Podunavac had an office in the Cox Center during his visit.

Dean of University of Belgrade Program Returns Home With Impressions of Students

Dr. Milan Podunavac, the dean of the College of Political Science, Public Administration and Journalism at the University of Belgrade, returned home to Serbia after his three-week visit to Georgia in early 2006 with many different impressions of American students.

In classes at the University of Georgia’s Grady College of Journalism and Mass Communication and at Clark Atlanta’s Department of Media Arts, he gave lectures, listened to discussions and was questioned himself about the break-up of Yugoslavia, about Serbia today and about the media in his country.

Dr. Podunavac was the guest of the Grady College of Journalism and Mass Communication for three weeks in January and February of 2006. The visit was organized by the James M. Cox Jr. Center for International Mass Communication Training and Research, a unit of the Grady College.

The Department of Mass Media Arts at Clark Atlanta University also is a partner in the project, which involves faculty exchanges as well as a workshop each year.

“I’m optimistic about the future of the Balkan region, though there are still so many issues to be addressed after ten years of isolation,” Dr. Podunavac told the UGA Honor students in Dr. Steven Elliott-Gower’s seminar ‘America and the World.’

Podunavac had an office in the Cox Center during his visit.


“There are many scars in Serbia, in Bosnia and Herzegovina, in Croatia, but people have started looking forward again,” the dean said. “There’s hope that the European Union accession process will have a positive impact on the way people are thinking about their future.”

While at the Grady College, Dr. Podunavac had meetings with the dean of the college, Dr. Leonard Reid, with Associate Dean for Research and Graduate Studies Jeffrey Springston, and with Associate Dean for Academic Affairs Alison Alexander. He also met with the heads of the Journalism, Telecommunications, and Advertising and Public Relations departments, and with other faculty members.

He visited the University of Georgia student newspaper, The Red & Black, the Georgia Research Center and the Center for International Trade and Research at the University of Georgia.

In addition to learning about journalism education in the United States, one of the goals of Dr. Podunavac’s program was to observe how diversity issues are addressed in U.S. universities.

“I wanted very much to see what Dr. (Dwight) Brooks teaches in his Media and Diversity class,” the Dean said. “As you know, religious and ethnic intolerance was a major cause of the conflict in Yugoslavia.”

Dr. Podunavac’s visit to Clark Atlanta University, a historically Black academic institution, also focused on diversity issues. Together with CAU Professors James McJunkins and Brenda Wright and with Cox Center Assistant Director Tudor Vlad, the Serbian guest examined the courses offered by the Department of Mass Media Arts at Clark Atlanta University and compared it with the Grady College curriculum.

He also toured the radio studios and met students in the Radio Production class.
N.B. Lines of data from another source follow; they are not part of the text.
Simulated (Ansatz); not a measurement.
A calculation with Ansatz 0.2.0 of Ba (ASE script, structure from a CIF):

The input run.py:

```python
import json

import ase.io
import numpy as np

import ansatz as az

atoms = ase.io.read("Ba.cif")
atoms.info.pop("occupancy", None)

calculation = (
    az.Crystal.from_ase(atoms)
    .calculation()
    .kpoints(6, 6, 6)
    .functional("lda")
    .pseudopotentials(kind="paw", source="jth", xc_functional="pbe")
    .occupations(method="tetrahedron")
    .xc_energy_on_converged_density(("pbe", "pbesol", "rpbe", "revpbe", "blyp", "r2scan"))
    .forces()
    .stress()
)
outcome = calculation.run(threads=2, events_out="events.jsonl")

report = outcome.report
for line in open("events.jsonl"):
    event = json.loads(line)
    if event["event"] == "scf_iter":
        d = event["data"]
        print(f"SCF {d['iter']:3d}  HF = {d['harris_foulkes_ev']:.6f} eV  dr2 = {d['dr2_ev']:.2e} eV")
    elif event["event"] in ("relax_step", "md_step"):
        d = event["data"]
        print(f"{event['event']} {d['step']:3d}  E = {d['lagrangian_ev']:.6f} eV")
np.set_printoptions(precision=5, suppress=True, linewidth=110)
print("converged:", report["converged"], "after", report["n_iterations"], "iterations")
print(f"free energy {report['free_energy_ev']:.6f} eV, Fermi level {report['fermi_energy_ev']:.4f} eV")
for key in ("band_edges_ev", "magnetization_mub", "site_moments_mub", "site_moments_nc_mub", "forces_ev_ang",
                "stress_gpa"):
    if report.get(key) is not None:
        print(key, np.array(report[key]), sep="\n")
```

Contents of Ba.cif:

“Radio is still a major news medium in Serbia and Montenegro,” Dr. Podunavac said in a meeting with Dr. Lee Becker, the director of the Cox Center. “I was surprised to see that there are no radio courses in the Grady College. I’m glad that our partnership includes Clark Atlanta, because of my faculty’s interest in radio.”

At Grady, Dr. Podunavac visited classes across a wide range of topics, but he paid particular attention to how the basic writing classes were taught in print and broadcast journalism.

He even became the subject matter in one class on basic news writing, taught by Dr. Becker. The students interviewed the dean on his visit and wrote a story at the end of the class on the interview.

In the final meeting with Drs. Becker and Vlad, Dr. Podunavac suggested that the topic of the 2007 workshop in Belgrade should be media and diversity. “If we pick this topic,” he said, “we can incorporate into the program not only journalism faculty, but also political science and public administration educators. I think the future of the international joint projects rests in multi-disciplinary programs.”

Dr. Podunavac’s visit was part of the three-year partnership project funded by a $195,000 grant to the University of Georgia from the Bureau of Educational and Cultural Affairs of the U.S. Department of State. Total cost of the three-year project is more than $300,000.